Johnson warns Pam Bondi against spying on Congress members’ Epstein search histories: ‘We can’t allow for that’
Democrats say a revealing photo from the attorney general’s heated testimony this week could have a ‘chilling factor’ on getting to the truth about who enabled the dead sex trafficker
House Speaker Mike Johnson warned Thursday that he’s looking into allegations that Pam Bondi’s Department of Justice is tracking the search histories of members of Congress who looked up files related to Jeffrey Epstein.
During Attorney General Bondi’s testimony before the House Judiciary Committee on Wednesday, a photographer captured a page out of her briefing binder that appeared to show a document detailing the files that Rep. Pramila Jayapal had searched on a DOJ computer.
Members of Congress are allowed to search the un-redacted versions of files related to the convicted pedophile and sex trafficker Epstein, who committed suicide in custody in 2019 as he awaited trial in New York City. But the photo of Jayapal’s apparent search in Bondi’s so-called “burn book,” as some House members labeled it, raised alarm bells among members of Congress.
“I've heard the allegations I'm looking into that myself,” Johnson told The Independent on Thursday. “It would obviously be an important line that's crossed, and obviously we can't allow for that.”
The image from Bondi’s hearing binder immediately caused outrage.

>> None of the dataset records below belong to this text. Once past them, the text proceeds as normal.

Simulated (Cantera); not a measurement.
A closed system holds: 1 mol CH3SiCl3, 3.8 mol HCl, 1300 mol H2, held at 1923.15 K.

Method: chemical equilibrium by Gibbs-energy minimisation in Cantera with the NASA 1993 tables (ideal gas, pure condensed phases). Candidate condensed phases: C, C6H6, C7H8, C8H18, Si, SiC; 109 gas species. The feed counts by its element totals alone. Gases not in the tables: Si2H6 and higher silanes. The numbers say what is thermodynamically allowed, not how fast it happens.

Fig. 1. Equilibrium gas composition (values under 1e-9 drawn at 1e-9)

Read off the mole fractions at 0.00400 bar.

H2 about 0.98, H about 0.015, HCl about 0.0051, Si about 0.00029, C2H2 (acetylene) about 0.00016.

“We’re out there trying to do our investigative oversight, and they’ve structured a situation where they’re basically spying on our every move,” Rep. Jamie Raskin, the top Democrat on the House Judiciary Committee, told The Independent.
“So the attorney general knows what material we've looked at,” he said. “I would have liked to have known what material she was looking at before she came in.”
Bondi delivered contentious and combative testimony before the Judiciary Committee on Wednesday that often devolved into her petty and personal sniping against Democrats. And despite her acknowledging the survivors of Epstein’s abuse in her opening remarks, when many of them stood up behind her during the hearing, Bondi did not turn around to face them.
The issue has dogged Bondi going back to when she told Fox News last year that she had a “client list” related to Epstein “sitting on my desk right now to review.”

But she faced massive pushback when the Department of Justice and the FBI released a two-page memo last year essentially closing the investigation, saying Epstein likely killed himself and that he did not have a “client list.”
That prompted a bipartisan coalition to force a vote to release the files with the support of many of Epstein’s survivors that passed almost unanimously in the House and by unanimous consent in the Senate.
Since then, many members of Congress have criticized the nature of the release of the files, saying they are filled with redactions of potential co-conspirators of Epstein’s or that they revealed the names of survivors.
“Pam Bondi has not been complying with the law, and now she's making it harder for members of Congress to do her job, that is wrong,” Rep. Deborah Ross of North Carolina told The Independent. Ross also said that the revelation worried her.
“That development made me change my strategy — It means that I'm going to come up with a strategy for when I do it,” she noted. Ross also said that Bondi is looking up members' search history "for the same reason that she has a burn book."

The lack of outrage by many Republicans stands in stark contrast to how many of them claimed that special counsel Jack Smith “tapped” their phone records as part of his investigation into President Donald Trump.
Sen. Lindsey Graham of South Carolina put a provision in a spending bill to allow senators to sue the government if their phone records were searched by the federal government without their knowledge.
The House would later repeal that provision. But Democrats said in that case, the president chose whom he called in his plot to overturn the election.
“Here we're talking about just a refusal to look at what is in the Department of Justice's files, but instead trying to attack the folks who are doing the investigative work,” Rep. Mary Gay Scanlon, another member of the Justice Department, told The Independent.
“It definitely has a chilling factor, sure,” Scanlon said. “I'm wondering if I can, apparently, one of the issues is you have to log in, yeah, under your name. I'm wondering if I could log in under Donald Trump or something.”